Posted: Mon Sep 29, 2008 3:29 am
by Kadanis
Been toying with this for a bit and haven't really come up with a good solution, so thought I'd check out here

I need to calculate the number of week days between 2 timestamps. The timestamps will be a date with either a midnight or noon time (whole day or half day) and used to figure out how much vacation a member of staff is taking

Short of looping through every day between the 2 dates and counting them, is there a better way?

Re: How do I get the number of weekdays between 2 stamps?

Posted: Mon Sep 29, 2008 3:33 am
by onion2k
Calculate the number of days, then divide that by 7 for the number of weeks, then multiply that by 5. Then correct for the start or end date falling on a weekend.

Re: How do I get the number of weekdays between 2 stamps?

Posted: Mon Sep 29, 2008 3:42 am
by deejay
i think that someone has submitted a function getDaysBetween on the strtotime page at http://www.php.net

Re: How do I get the number of weekdays between 2 stamps?

Posted: Fri Oct 03, 2008 10:21 am
by Kadanis
Thanks for the responses guys, ended up with a loop as onions suggestion was too precise, i.e giving 0.23453 of a day etc.

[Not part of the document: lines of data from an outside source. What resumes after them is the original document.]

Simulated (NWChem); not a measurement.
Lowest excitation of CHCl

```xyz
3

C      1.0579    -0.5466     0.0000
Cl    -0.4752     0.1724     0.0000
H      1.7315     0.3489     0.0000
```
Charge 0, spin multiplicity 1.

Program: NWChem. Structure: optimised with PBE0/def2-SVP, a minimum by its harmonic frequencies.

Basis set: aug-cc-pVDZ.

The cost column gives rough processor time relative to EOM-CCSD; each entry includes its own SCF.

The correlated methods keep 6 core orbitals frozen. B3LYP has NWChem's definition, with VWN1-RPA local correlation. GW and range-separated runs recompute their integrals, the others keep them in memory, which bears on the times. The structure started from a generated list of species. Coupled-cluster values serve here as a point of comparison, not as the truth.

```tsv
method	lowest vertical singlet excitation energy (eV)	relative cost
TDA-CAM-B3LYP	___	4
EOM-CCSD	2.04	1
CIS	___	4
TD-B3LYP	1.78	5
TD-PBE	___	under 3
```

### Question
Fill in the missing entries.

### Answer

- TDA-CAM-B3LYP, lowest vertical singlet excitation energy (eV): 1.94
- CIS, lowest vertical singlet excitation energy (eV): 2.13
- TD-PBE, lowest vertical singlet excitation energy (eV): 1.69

Thought I'd just post my final solution in case anyone ever needs it in the future

Code: Select all

 
<?php
/**
 * Calculates the number of week days between 2 set dates. 
 *
 * Expects Unix Epoch time stamps as the arguments. 
 * 
 * @param  integer $startDate
 * @param  integer $endDate
 * @return integer
 *
 * @example  echo weekDayDifference(1222815600, 1223420399);
 *
 */
function weekDayDifference($startDate, $endDate){
    
    //count days off between 2 dates
    $daysOff = round(abs($endDate - $startDate) / 86400);
        
    //remove weekend days
    $date = $startDate;
    for ($i = 0; $i < $daysOff; $i ++){
        $day = date('D', $date);
        if (strtolower($day) == 'sat' || strtolower($day) == 'sun'){
            $daysOff--;
        }
        $date += 86400;             
    }
    
    return $daysOff;
}
?>